Following Russia’s invasion of Ukraine, Leviathan faced an uphill public-relations battle. But Leviathan’s bleak portrait of contemporary Russian life actually confirms many of the reasons why Americans have been largely dubious about Russia’s ability to reform following communism’s collapse.

That doubt has been reflected in popular culture. Since 1991, Hollywood has documented American mistrust of post-Soviet Russia in a series of films – for example, The Saint, Airforce One, The Golden Compass of 2006, Salt, and The November Man. Russian President Vladimir Putin’s thuggish foreign policy has proved these Russophobes right, so nominating Leviathan, the superb biopsy of his regime, seemed only right.

And, though Oscar did not anoint Leviathan, the film deserves all of the accolades it has received. Directed by Andrey Zvyagintsev in an eerie style that one might call the “realism of despair,” the film is both epic and deeply nuanced. The title harks back to the book of Job and recalls Herman Melville’s Moby Dick.

Set in a small town on the Barents Sea, Leviathan shows that there is no escape, not even in the Arctic, from the Moscow-centric state and its hypocritical doppelganger, the Orthodox Church. The giant skeleton of a whale – possibly Leviathan itself – is beached on the shoreline, along with the carcasses of old boats, beneath a severe gray sky that frames a human landscape of political abuse, adultery, lawlessness, and the cynicism of all-powerful priests.

The story, akin to Alexander Solzhenitsyn’s ambitious 1962 masterpiece One Day in the Life of Ivan Denisovich, steadily indicts the corruption of state power – a power ever-willing to kill and to align itself with an even more corrupt power, the Orthodox Church. Like communism, which once promised absolution for the worst crimes in exchange for loyalty, Russia’s current state religion allows, even encourages, misdeeds – including murder – so long as one is loyal to God.

Nikolai, Leviathan’s hotheaded main character, sees his life consumed by the fight to save his seashore property from the town’s mayor. “I’ll kill him if he builds a palace here,” shouts Nikolai, in a reference to current Russian leaders’ proclivity for erecting garish monuments to their personal splendor: Putin’s Italianate palace on the Black sea, for example, allegedly cost more than $1 billion.

At the end of his struggle, Nikolai’s life is ruined. His wife is killed, and he stands accused of murdering her for an affair she briefly had with his friend. At the end, we learn that Nikolai was persecuted to make room not for the mayor’s palace, but for a cathedral. Even the Russian clichés – tragedy stemming from overweening power, vodka, swearing, shooting, and shouting – only strengthen the film’s extraordinary depiction of the local effects of distant and devastating forces.

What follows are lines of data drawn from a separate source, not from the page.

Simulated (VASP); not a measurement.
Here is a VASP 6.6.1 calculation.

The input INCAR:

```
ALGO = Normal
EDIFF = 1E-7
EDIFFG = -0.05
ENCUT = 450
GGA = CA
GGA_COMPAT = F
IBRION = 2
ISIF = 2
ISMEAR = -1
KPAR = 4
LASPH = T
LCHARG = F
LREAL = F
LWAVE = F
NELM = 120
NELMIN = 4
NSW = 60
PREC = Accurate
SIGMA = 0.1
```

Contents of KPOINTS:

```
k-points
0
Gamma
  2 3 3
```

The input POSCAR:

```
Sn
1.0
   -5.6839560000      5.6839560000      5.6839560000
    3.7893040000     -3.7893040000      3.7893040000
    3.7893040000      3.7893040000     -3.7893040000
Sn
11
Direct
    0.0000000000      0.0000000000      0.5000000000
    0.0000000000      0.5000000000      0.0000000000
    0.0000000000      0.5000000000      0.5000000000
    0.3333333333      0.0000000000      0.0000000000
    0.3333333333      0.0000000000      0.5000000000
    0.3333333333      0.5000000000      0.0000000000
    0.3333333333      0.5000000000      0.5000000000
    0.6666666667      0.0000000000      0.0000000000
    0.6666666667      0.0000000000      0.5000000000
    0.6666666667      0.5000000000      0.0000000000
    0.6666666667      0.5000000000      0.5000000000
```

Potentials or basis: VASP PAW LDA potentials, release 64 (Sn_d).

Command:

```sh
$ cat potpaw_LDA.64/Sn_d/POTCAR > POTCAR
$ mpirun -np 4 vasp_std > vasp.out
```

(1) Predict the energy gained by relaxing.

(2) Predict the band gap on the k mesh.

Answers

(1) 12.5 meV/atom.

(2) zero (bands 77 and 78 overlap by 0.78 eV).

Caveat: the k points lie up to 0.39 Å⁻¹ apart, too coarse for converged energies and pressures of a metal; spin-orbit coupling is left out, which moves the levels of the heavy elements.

This is Russian politics at its most debased. In Stalin’s time, the masterpieces of, say, Boris Pasternak or Dmitri Shostakovich were entrusted to give artistic voice to a silenced civil society. So it is ironic that Leviathan was partly financed by Russia’s culture ministry – and telling that the Russian authorities had no interest in its winning at the Oscars. Indeed, Culture Minister Vladimir Medinsky recently criticized the film for its darkness and pessimism.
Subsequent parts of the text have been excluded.